By Jerzy Sarnecki, Senior professor of criminology
Throughout my more than 45-year research career, I have strived for a simple (one might say positivistic) logic when it comes to the relationship between research and politics. We researchers provide politicians with facts. Based on this and other knowledge, politicians make the necessary decisions. In the vulgar attacks on me and other criminologists, it has often been claimed that we have a political agenda (we are usually accused of sympathizing with the Social Democrats or even communists). These claims are ideologically motivated lies. It seems to be easy to attribute such motives to others when you, yourself are driven by political motives. My aim throughout my professional life has been to build on objective knowledge and nothing but knowledge. Of course, that kind of orientation towards knowledge also has a value base. For me (as for so many others) it has been the equal value of all human beings. This might sound like empty words to some, but to me, it is serious.
When I think about some of the reactions I get to my research, I realize that they can also spring from an outrage that what researchers sometimes say and write differs greatly from people’s perception of the world we live in. Let me start with the most controversial. Today, there is no scientific support for the thesis that immigration increases crime in Sweden. This holds true even though immigrants are overrepresented among people who are suspected and convicted for crimes. Together with a group of colleagues at the University of Gävle and Institute for Future Studies, I am working on a project on the connection between crime and immigration. Our research is far from complete, but it is not unlikely that our car conclusion will be that at the macro level, immigration does not increase crime levels in Sweden. We can already state that the large influx of refugees from 2015 does not seem to have left an imprint in the Swedish crime statistics. Such a conclusion would, in that case, align well with results from extensive research in the USA and other countries. Researchers in these countries are rather discussing if, and in this case to what extent, immigration reduces crime.
But what will it mean if our research group concludes that immigration does not increase crime at a time when a majority of the political establishment base central parts of their policies, ahead of the upcoming elections, on the claim that immigration has become a burden on Swedish society, precisely because of crime? Under such circumstances, the role of research as an institution that produces factual evidence for politicians becomes completely impossible. Instead, we become direct political opponents of large parts of the political establishment. How groups on the fringes of this political establishment will react to the message “immigration does not cause increased crime” is not difficult to imagine. We can expect nothing less than a massive attack not only on our message but primarily on ourselves. This is how populism works.
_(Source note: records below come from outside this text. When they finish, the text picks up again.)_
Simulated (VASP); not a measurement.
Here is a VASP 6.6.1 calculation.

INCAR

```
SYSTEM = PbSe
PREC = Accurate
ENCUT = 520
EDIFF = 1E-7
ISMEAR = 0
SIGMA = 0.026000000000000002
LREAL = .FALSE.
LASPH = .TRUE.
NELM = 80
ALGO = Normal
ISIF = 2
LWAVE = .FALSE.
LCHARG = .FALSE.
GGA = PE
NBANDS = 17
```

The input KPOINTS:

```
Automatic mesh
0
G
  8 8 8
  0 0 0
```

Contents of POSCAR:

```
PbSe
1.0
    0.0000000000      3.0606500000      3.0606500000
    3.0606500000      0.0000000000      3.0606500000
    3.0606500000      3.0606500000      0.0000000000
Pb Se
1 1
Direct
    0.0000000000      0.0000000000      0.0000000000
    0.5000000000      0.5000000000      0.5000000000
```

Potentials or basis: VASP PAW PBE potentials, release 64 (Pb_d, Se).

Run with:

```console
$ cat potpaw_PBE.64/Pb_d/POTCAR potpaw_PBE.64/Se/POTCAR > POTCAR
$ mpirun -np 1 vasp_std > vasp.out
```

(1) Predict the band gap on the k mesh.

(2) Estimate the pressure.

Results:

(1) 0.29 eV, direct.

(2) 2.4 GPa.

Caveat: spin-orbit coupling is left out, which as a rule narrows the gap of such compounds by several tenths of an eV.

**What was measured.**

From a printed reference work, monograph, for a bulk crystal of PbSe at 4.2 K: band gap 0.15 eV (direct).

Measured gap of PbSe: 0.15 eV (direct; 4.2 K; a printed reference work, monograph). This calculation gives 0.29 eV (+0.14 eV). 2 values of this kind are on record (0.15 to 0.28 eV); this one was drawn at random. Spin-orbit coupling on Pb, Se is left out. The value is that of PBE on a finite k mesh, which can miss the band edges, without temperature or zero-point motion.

The discussion about the effects of migration on crime in Sweden includes, in an obvious way, a more general discussion about the development of crime in our society. It is precisely the thesis that crime increases in step with immigration that is presented as evidence of burdensome immigration. In this way, every claim that we in Sweden do not have a general and accelerated increase in crime (some crimes greatly increase, not least fatal shootings in criminal circles, and fraud. Others decrease, for example, non-lethal violence, theft, and aggravated robbery), causes a strong reaction against the one who claims this thesis. I have had these types of reactions several times. It has thus been claimed that I “screw reality”, lie to the Swedish people, that I am Baghdad Bobb and the like. Conducting a nuanced discussion on crime development is difficult not only because there are strong political interests in painting a picture of Sweden as a country in disrepair, but also due to the public’s lack of knowledge about the actual criminal situation in the country and that crime is inherently difficult to measure.
The third area where criminological research is questioned for purely political purposes is the question of the effects of various sanctions for crime. Here, too, many politicians have invested in longer prison sentences as a solution to the criminal problem. I do not want to claim that this has been done against better knowledge. Many of the strong supporters of this criminal policy solution, hopefully, believe what they say, although most of them must be aware that there is heavy scientific criticism of the overly widespread use of prison. Obviously, in these contexts, the factual arguments must give way to moral indignation, and the political gains, which one thinks one can reap by promising harsh interventions.
My conclusion is that I, and probably many of my colleagues, must re-evaluate the thesis that researchers provide politicians with facts and politicians make rational decisions based on, among other things, these facts. Perhaps this was possible once upon a time (some of my colleagues would probably argue that it was never possible), when the political conversation had a different character, but today, in the age of populism, scientific facts are directly political. Those who want power in our society are often not interested in objective research findings, but in presenting their construction of reality. I believe that the research community will unfortunately be forced to adapt to these (at least in part) new conditions.